I haven’t met very many books that I didn’t like. In fact, I can probably count them on one hand. I’m not sure if that makes me a book slut (non-discriminating, easy to please) or if I have low standards.
Well, actually, I think it’s just that I can appreciate the effort of the written word. The words were someone’s labor of love. It’s interesting to me that there continues to be endless combinations of words that weave unique tales.
The storylines could be similar, but never exactly the same. The words mingle together differently. They speak from different points of view. Just as each person’s life experience is unique, so is his or her method of storytelling.
I’ve mentioned before that I started writing my own novel. It’s at a stand-still right now. I’m not sure why. I have the whole plot in my head (and some written down) but I am having trouble getting the individual words to concoct the story the way it’s written in my mind.
I wonder if it has something to do with the seasons. Here in Minnesota, the winter weather gets old and has worn out its welcome long before it finally leaves us. When spring is finally peeking her head through the brown, dormant grass I feel energized. That is when I write most frequently and with the most ease.

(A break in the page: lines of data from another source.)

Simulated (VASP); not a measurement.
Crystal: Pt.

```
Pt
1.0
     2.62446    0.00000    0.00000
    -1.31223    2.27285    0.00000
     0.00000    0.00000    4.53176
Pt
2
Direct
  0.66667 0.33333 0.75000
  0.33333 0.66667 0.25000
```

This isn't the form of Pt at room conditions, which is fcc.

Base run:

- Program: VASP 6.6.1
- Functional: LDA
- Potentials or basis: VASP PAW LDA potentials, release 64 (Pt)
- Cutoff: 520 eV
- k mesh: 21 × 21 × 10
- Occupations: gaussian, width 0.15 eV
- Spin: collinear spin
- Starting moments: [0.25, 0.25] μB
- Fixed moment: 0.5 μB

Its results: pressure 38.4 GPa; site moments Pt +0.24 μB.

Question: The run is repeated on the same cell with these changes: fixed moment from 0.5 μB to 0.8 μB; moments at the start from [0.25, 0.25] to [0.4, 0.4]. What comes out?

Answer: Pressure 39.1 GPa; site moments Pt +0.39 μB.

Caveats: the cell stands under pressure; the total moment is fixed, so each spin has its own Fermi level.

Well, then and when I’m laying in bed trying to go to sleep. The words form especially well if I don’t have a pen or paper anywhere nearby . . . or if it’s three in the morning.
At those times when the words are flowing freely, I start to feel like a real writer. I feel like I’ve written something worth reading. I feel like I could write that novel, it could get published and people would actually pay money to read it.
Then I read what others have written, whether it be a book, magazine article or a blog post, and I wonder why I think I could possibly compete.
Yes, I know that if you don’t try you won’t accomplish anything. Putting yourself out there involves taking a risk. You will have many rejections before you gain acceptance. (Is that really always the case?)
Writing is personal. I’m actually a very private, mostly shy person. (Seems like many “writers” are.) But I find I can express myself easily through the written word. If I couldn’t write, somewhere, I wouldn’t be me. But I’m finding that if no one reads what I’ve written it doesn’t hold the same benefit for me. Personal journals are great, but they don’t give me the feedback that I crave.
I want other people to read my words.
There. I said it.
I want people to read my words and take away the same pleasure that I got last night when I almost finished reading A Thousand Splendid Suns. I want people to read my words and marvel at the way I’ve blended them into a symphony; an opus.
I want my spring to come early this year.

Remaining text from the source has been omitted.